Our Longarm Renters are Quilting Half Square Triangles and Flying Geese

Danielle Made this Flying Geese Quilt with a Layer Cake

Half square triangles are one of the most basic shapes in quilting. But there is a specific type of triangle used in quilting called “Flying Geese”. Flying geese are rectangular blocks with half square triangles in a contrasting color on two corners. They kind of resemble the silhouette of a flying bird in the sky. In contrast, two half square triangles which is literally a square cut in half diagonally, will sometimes resemble a flying goose if the fabric is the same or similar. These quilts from our longarm machine renters are excellent examples of half square triangles and flying geese.

Flying Geese

Bill's Flying Geese quilt that he quilted at Quilted Joy

This is a quilt by Bill. He entered this into the Kentucky State Fair and won a shiny blue ribbon! It is an excellent example of flying geese blocks. Instead of placing the flying geese in line or at least close together, he has them separated with the white fabric. It is bright and colorful and just generally a happy quilt. He quilted it with one of our older pantographs called “Popcorn”. It adds a great puffy cloud feeling to all that white space. I think it was an excellent choice.
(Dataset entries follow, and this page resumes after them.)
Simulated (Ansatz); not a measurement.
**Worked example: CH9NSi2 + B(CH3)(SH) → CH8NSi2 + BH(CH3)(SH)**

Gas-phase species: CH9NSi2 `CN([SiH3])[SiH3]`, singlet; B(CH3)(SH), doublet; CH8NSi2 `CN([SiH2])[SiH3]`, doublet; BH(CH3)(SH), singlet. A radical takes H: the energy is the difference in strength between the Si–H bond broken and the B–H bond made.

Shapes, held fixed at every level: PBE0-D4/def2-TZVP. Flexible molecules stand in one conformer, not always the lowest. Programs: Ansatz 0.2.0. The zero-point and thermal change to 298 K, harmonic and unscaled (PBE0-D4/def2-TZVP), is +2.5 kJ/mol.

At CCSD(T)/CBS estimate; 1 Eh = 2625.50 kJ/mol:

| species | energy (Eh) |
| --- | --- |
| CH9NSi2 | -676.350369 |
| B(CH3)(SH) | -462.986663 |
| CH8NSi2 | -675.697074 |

Longarm Quilting on Bill's Flying Geese Quilt

Danielle Made this Flying Geese Quilt with a Layer Cake

Danielle made this lovely quilt with a layer cake she fell in love with. For those that are unfamiliar with quilting terminology, a layer cake is a pre-cut bundle of fabrics that are 10 inch squares from a single designer. She was thinking about giving this quilt to her father. Danielle is still learning to quilt. So she is picking out small projects that have some new skill for her to learn. This one was clearly about flying geese. I think that is such a great idea. She quilted it with a pantograph called Kashmir, a favorite of our many longarm machine renters. It has floral like petals while still being a generic enough design not to be overly flowery, and fit perfectly on her top.

Longarm Quilting on Danielle's Layer Cake Flying Geese Quilt

Half Square Triangles

Beverly's Half Square Triangle Quilt, longarm quilted at Quilted Joy

In contrast to the first two, Beverly’s quilt is not a flying geese quilt. This is a half square triangle quilt. But the way she has the squares rotated, you can see the flying geese shape right down the center lines both vertically and horizontally. It has a wonderful effect. You can see a secondary design of radiating diamonds. She quilted it with a pantograph called A Little Bit of This. It has the outline shapes of a couple of different leaves. A Little Bit of This goes brilliantly with the overall theme of the fabrics and adds some great curves to all those straight lines. She also found this perfect sage colored tonal scroll backing fabric. The whole quilt is so pretty!

Beverly's Half Square Triangle Quilt with Tonal Scroll Backing Fabric

Derby Day

Colleen's Herringbone Quilt made with Derby Day Fabrics

Finally we have a quilt by Colleen. I grant you they don’t look like triangles, but they do give us some nice chevrons. If you look closely, you can see that it was made with half square triangles like Beverly’s quilt. It is all about how you rotate the square and what you put it next to. Colleen used a line of fabric from local quilter and fabric designer, Melissa Mortenson from PolkaDotChair.com. It’s called Derby Day. The quilt pattern is Herringbone from Missouri Star. I really like all the white breaking up the fabrics. It lets you enjoy the details of the fabric a lot more.

Colleen's Herringbone Quilt with Derby Day Fabrics

She quilted it with an edge to edge pantograph called Bolero. It is a type of meander that forms long S like curves all over the quilt. It adds a lot of curving movement on a quilt that has a lot of straight lines.

So if you think that Danielle had a good idea about picking small quilts with a single new skill is a great idea, try one with half square triangles and flying geese.  There are so many great designs that you can get out of one simple block. It is all about how you turn them.